Phases of query processing

Optimization is essential in generating a suitable access plan for a query. Once each query is parsed, the optimizer analyzes it and decides on an access plan that computes the result using as few resources as possible. Optimization begins just before execution. If you are using cursors in your application, optimization commences when the cursor is opened. Unlike many other commercial database systems, SQL Anywhere usually optimizes each statement just before executing it. Because SQL Anywhere performs just-in-time optimization of each statement, the optimizer has access to the values of host and stored procedure variables, which allows for better selectivity estimation analysis. In addition, just-in-time optimization allows the optimizer to adjust its choices based on the statistics saved after previous query executions.

The following list describes the phases that a statement goes through starting with the annotation phase and ending with its execution. It also describes the assumptions that underlie the design of the optimizer, and discusses selectivity estimation, cost estimation, and the other steps of optimization.

  • Annotation phase   When the database server receives a query, it uses a parser to parse the statement and transform it into an algebraic representation of the query, also known as a parse tree. At this stage the parse tree is used for semantic and syntactic checking (for example, validating that objects referenced in the query exist in the catalog), permission checking, KEY JOINs and NATURAL JOINs transformation using defined referential constraints, and non-materialized view expansion. The output of this phase is a rewritten query, in the form of a parse tree, which contains annotation to all of the objects referenced in the original query.

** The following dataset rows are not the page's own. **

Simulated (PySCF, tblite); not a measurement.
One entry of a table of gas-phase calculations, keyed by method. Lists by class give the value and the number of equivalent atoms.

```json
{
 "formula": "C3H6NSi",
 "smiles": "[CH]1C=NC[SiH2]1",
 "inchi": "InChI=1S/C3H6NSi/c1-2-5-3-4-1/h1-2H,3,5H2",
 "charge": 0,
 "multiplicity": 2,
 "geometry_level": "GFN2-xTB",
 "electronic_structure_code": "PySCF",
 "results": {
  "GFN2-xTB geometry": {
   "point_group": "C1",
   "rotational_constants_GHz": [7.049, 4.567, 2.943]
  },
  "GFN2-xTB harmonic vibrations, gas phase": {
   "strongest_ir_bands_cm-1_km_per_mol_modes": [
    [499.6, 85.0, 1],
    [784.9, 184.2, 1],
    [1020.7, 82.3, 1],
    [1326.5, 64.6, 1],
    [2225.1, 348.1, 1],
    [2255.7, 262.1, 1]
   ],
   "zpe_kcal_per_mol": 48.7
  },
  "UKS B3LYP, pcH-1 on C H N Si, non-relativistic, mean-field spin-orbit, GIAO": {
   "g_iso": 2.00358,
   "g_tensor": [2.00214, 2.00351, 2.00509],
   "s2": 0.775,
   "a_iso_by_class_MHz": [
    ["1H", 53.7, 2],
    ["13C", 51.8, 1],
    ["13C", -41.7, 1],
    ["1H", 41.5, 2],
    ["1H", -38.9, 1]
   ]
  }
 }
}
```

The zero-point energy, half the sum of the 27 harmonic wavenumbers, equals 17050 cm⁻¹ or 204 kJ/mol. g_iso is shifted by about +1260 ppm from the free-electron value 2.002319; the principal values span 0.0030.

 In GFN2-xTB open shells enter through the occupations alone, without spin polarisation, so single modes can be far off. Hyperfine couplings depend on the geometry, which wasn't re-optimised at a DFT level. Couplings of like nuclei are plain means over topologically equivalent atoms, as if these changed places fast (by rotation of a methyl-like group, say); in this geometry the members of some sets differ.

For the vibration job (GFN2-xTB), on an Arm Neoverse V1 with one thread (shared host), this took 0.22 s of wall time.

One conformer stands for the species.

    When referencing a temporary table from multiple procedures, a potential issue can arise if the temporary table definitions are inconsistent and statements referencing the table are cached. See Referencing temporary tables within procedures.

  • Query rewrite phase   During this phase, the query undergoes iterative semantic transformations. While the query is still represented as an annotated parse tree, rewrite optimizations, such as join elimination, DISTINCT elimination, and predicate rewriting, are applied in this phase. The semantic transformations in this phase are performed based on semantic transformation rules that are applied heuristically to the parse tree representation.

  • Optimization phase   The optimization phase uses a different internal representation of the query, the query optimization structure, which is built from the parse tree.

    • Pre-optimization phase   The pre-optimization phase completes the optimization structure with the information needed later in the enumeration phase. During this phase the query is analyzed in order to find all relevant indexes and materialized views that may be used in the query access plan. For example, in this phase, the View Matching algorithm determines all the materialized views that may be used to satisfy part or all of the query. In addition, based on query predicate analysis, the optimizer builds alternative join methods that may be used in the enumeration phase to join the query's tables. During this phase, no decision is made regarding the best access plan for the query; the goal of this phase is to prepare for the enumeration phase.

    • Enumeration phase   During this phase, the optimizer enumerates possible access plans for the query using the building blocks generated in the pre-optimization phase. The search space is very large and the optimizer uses a proprietary enumeration algorithm to generate and prune the generated access plans. For each plan, cost estimation is computed, which is used to compare the current plan with the best plan found so far. Expensive plans are discarded during these comparisons. Cost estimation takes into account resource utilization such as disk and CPU operations, the estimated number of rows of the intermediate results, optimization goal, cache size, and so on. The output of the enumeration phase is the best access plan for the query.

  • Plan building phase   The plan building phase takes the best access plan and builds the corresponding final representation of the query execution plan used to execute the query. You can see a graphical version of the plan in the Plan Viewer in Interactive SQL. The graphical plan has a tree structure where each node is a physical operator implementing a specific relational algebraic operation, for example, Hash Join and Ordered Group By are physical operators implementing a join and a group by operation, respectively. See Reading graphical plans.

  • Execution phase   The result of the query is computed using the query execution plan built in the previous phase.

Statements that have no result sets, such as UPDATE or DELETE statements, also have a query execution plan.

Queries that bypass optimization

Almost all statements pass through the phases described above, with two exceptions: simple queries that bypass the optimizer, and queries whose plans are already cached by the database server.

If a query is recognized as a simple query, a heuristic rather than cost-based optimization is used—that is, the optimization phase is skipped and the query execution plan is built directly from the parse tree representation of the query. A simple query is a DYNAMIC SCROLL or NO SCROLL cursor that does not contain any kind of subquery, more than one table, a proxy table, a user-defined function, NUMBER(*), UNION, aggregation, DISTINCT, GROUP BY, or more than one predicate on a single column. Simple queries can contain ORDER BY only as long as the WHERE clause contains conditions on each of the primary key columns.

For queries contained inside stored procedures and user-defined functions, the database server may cache the execution plans so that they can be reused. For this class of queries, the query execution plan is cached after execution. The next time the query is executed, the plan is retrieved and all the phases up to the execution phase are skipped. See Plan caching.

You can force the database server to optimize a simple query, or to optimize a stored procedure or user-defined functions that contains a query, by using the OPTION FORCE OPTIMIZATION clause in the SELECT statement. When this clause is specified, plan caching is not used. See SELECT statement.